By the time he led this 1957 date at the age of 22, Chambers was a seasoned recording musician, a sideman with Miles Davis and a bassist respected for his time, harmonic savvy and technique. His understanding of the profundities and subtleties in Davis’ music made him a pivotal figure in the new approaches to jazz that were stirring in Miles’ band in the late 1950s.

This album, however, is notable for the quality of its ’50s mainstream music played by five relatively young masters. Drummer Elvin Jones, at 30, was the old man of the group. Chambers was the youngster. In between were trumpeter Donald Byrd, pianist Tommy Flanagan and tenor saxophonist Clifford Jordan. Benny Golson wrote two of the pieces and, from the sound of things, had an arranging hand in the other four.

The purity and woodiness of Chambers’ sound was beautifully captured by Rudy Van Gelder in the straightforward two-track stereo that most engineers since the ’50s have managed to “perfect” to muddiness. Soloing and supporting his colleagues, Chambers is magnificent; in the clarity of his walking lines, you can almost see the harmonic bones of a tune. Young bassists persuaded that speed and agility are first principles might profit from studying this Chambers refresher course in the basics of time and tone. A good starting place is his exposition of the melody of “Softly As In A Morning Sunrise” and the following solo. Next lesson: his magnificent arco work in the ensemble of Golson’s “Four Strings” and his bowed solo. There are many others.

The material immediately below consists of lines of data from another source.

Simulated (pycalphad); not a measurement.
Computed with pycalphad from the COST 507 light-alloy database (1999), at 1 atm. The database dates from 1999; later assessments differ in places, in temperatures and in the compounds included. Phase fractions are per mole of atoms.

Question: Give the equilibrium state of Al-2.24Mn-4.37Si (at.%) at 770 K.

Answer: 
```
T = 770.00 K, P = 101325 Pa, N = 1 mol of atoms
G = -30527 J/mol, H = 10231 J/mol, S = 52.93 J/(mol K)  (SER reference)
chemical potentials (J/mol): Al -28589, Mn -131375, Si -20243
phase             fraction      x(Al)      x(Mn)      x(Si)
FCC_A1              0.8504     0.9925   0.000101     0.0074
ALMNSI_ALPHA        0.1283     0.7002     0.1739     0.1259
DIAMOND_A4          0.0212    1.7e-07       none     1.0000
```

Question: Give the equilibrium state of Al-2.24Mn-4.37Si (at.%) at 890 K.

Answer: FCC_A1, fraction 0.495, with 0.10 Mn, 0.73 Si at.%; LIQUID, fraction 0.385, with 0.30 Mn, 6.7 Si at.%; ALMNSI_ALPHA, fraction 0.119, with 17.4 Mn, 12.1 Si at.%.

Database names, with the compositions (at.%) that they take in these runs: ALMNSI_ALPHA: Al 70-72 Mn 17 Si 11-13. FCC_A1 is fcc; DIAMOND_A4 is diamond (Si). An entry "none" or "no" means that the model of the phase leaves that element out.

Byrd, Jordan, Flanagan and Jones are excellent throughout. During this period, Byrd was at his career peak of crispness and originality. Although a major league player, Jordan was a rookie and had yet to overcome a tendency to repeat ideas from solo to solo. Flanagan was Flanagan, the epitome of elegance and taste. The pre-Coltrane Elvin was full of controlled urgency.

Bass players and listeners who love superior bass playing should grab this one. It is a reminder of Chambers’ stature among bassists.